Traefik — Reverse Proxy & TLS Terminator
Project: Traefik Proxy
Host: traefik / traefik.home.lab
IP: 10.69.20.40
VLAN: 20 (SERVERS)
Web UI: https://traefik.home.helix9.org (LAN-only or Authentik)
Role path: roles/traefik/
Playbook: playbooks/traefik.yml
Overview
Traefik is the single ingress point for every HTTP(S) service in the home network. It terminates TLS, fetches and renews ACME certificates via Cloudflare DNS-01, and routes requests to backends across the SERVERS, MGMT, and DMZ zones. It also fronts the Authentik forward-auth flow for services that need SSO.
Request flow:
client backend
│ ▲
│ *.home.helix9.org → VyOS DNS forwarder → 10.69.20.40 │
│ │
▼ │
┌──────────────────┐ middleware ┌─────────────────┐ │
│ Traefik :443 │ ─ local-only ─►│ Authentik fwd │ │
│ TLS terminator │ ─ authentik ─►│ auth (9000) │ │
└────────┬─────────┘ └─────────────────┘ │
│ HTTP / HTTPS (proxmox-transport) │
└──────────────────────────────────────────────────┘
Three properties define the architecture:
- File provider only — no Docker label discovery, no Kubernetes CRDs. Routers and services are declared statically in templated YAML rendered by Ansible.
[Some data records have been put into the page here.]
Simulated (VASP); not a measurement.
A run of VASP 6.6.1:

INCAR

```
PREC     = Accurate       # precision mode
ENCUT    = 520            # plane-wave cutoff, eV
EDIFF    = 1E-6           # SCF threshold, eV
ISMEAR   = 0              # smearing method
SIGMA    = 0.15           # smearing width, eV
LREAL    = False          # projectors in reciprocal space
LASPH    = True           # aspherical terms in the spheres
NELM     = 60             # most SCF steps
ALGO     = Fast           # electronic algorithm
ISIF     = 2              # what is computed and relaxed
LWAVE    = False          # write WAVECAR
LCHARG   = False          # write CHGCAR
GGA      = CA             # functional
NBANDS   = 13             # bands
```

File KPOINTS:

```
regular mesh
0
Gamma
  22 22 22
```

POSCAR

- DNS-01 ACME — certificates are issued via Cloudflare's API, so Traefik does not need to be reachable from the public internet to renew. Wildcards (
*.home.helix9.org) are possible with no firewall holes. - Split-horizon DNS —
*.home.helix9.orgresolves to10.69.20.40for clients inside the network (via Technitium static mappings), and to the public VPS IP outside. Same Traefik handles both.
Infrastructure
LXC Container
| Setting | Value |
|---|---|
| Node | pve02 |
| IP | 10.69.20.40/24 |
| Gateway | 10.69.20.1 |
| CPU | 2 cores |
| RAM | 1024 MB |
| Swap | 512 MB |
| Disk | 8 GB |
| Template | rockylinux-10-default_20251001_amd64 |
| OS family | RedHat (uses dnf + firewalld) |
| Unprivileged | yes |
| Tags | servers, traefik, ingress |
Provisioned via Terraform from inventory/host_vars/traefik/vars.yml. See New Host for the standard LXC-creation workflow.
Ansible
| Item | Path |
|---|---|
| Role | roles/traefik/ |
| Playbook | playbooks/traefik.yml |
| Host vars | inventory/host_vars/traefik/vars.yml |
| Vault keys | vault_traefik_acme_email, vault_traefik_cf_dns_token |
Deploy:
ansible-playbook playbooks/traefik.yml
The role is idempotent. It downloads the pinned Traefik binary only when the installed version does not match traefik_version, then renders three template files and reloads the systemd unit.
Installation Layout
| Path | Purpose |
|---|---|
/usr/local/bin/traefik | Binary (capability cap_net_bind_service=+ep) |
/etc/traefik/traefik.yml | Static config (rendered) |
/etc/traefik/dynamic/dynamic.yml | Middlewares + TLS options (rendered) |
/etc/traefik/dynamic/services.yml | Routers + backends (rendered) |
/etc/traefik/acme/acme.json | ACME state (mode 0600, owned by traefik) |
/var/log/traefik/traefik.log | Daemon log |
/var/log/traefik/access.log | HTTP access log |
/etc/systemd/system/traefik.service | Hardened unit |
The binary is run as the unprivileged traefik user with cap_net_bind_service so it can bind 80/443 without root. The systemd unit applies NoNewPrivileges, ProtectSystem=full, ProtectHome, PrivateTmp, and PrivateDevices. Only the ACME and log directories are writable.
Static Configuration
Rendered from roles/traefik/templates/traefik.yml.j2.
Entrypoints
| Name | Address | Behaviour |
|---|---|---|
web | :80 | Permanent redirect to websecure (HTTPS) |
websecure | :443 | Primary TLS entrypoint |
metrics | :8082 | Prometheus scrape (internal-only) |
Providers
Only the file provider is enabled, watching /etc/traefik/dynamic/. watch: false — config reloads happen via Ansible handler (Restart traefik), not file inotify. This is deliberate: changes go through Git → Ansible, not hand-edits.
Certificate Resolver
| Setting | Value |
|---|---|
| Resolver name | letsencrypt |
| Challenge | DNS-01 |
| DNS provider | cloudflare |
| Storage | /etc/traefik/acme/acme.json |
| API resolvers | 1.1.1.1:53, 9.9.9.9:53 |
The Cloudflare API token is injected at runtime via systemd Environment=CF_DNS_API_TOKEN=..., sourced from the Ansible vault key vault_traefik_cf_dns_token. The token requires only Zone:DNS:Edit scope on helix9.org.
Metrics & Dashboard
- Prometheus metrics: enabled, scraped on
:8082with entry-point and service labels. - Dashboard: enabled, served on the
api@internalservice, exposed only via thetraefik-dashboardrouter (see below) — never on:8080insecurely.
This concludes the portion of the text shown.